Alien astronomers on hundreds of nearby exoplanets could have spotted life on Earth

23 Jun 2021
Stars that could observe Earth
Earth observation: this imagined view is of the Earth and Sun from thousands of kilometres above our planet. Stars that enter and exit a position where they can see Earth as a transiting planet around the Sun are brightened. (Courtesy: OpenSpace/American Museum of Natural History)

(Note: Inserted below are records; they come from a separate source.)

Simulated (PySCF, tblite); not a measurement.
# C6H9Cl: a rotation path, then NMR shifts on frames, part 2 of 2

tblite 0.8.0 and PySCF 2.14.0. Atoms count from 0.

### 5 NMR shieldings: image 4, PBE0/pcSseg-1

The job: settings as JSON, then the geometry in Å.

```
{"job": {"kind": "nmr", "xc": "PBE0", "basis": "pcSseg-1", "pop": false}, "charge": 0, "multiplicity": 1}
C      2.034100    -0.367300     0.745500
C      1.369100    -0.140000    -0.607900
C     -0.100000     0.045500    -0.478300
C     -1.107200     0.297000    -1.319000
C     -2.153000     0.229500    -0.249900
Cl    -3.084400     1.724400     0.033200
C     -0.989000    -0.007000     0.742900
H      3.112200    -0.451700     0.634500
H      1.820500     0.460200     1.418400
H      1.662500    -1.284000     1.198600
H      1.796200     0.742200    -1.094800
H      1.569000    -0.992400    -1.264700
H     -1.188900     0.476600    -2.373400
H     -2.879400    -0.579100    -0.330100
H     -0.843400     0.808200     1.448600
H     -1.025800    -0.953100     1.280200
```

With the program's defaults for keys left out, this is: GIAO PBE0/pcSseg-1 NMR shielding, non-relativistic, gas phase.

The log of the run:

Over the past 25 years astronomers have observed thousands exoplanets – planets that orbit stars other than the Sun. So, it stands to reason that alien astronomers on exoplanets may have observed Earth. Now, Lisa Kaltenegger, director of Cornell University’s Carl Sagan Institute, and astrophysicist Jackie Faherty, a senior scientist at the American Museum of Natural History have created a catalogue of nearly 2000 nearby stars from which an observer on an exoplanet could spot Earth using the transit method.

A transit can be observed when an exoplanet’s orbit takes it in front of its star as viewed from Earth. This causes a periodic dip in light from the star and such observations play an important role in the ongoing discovery of exoplanets.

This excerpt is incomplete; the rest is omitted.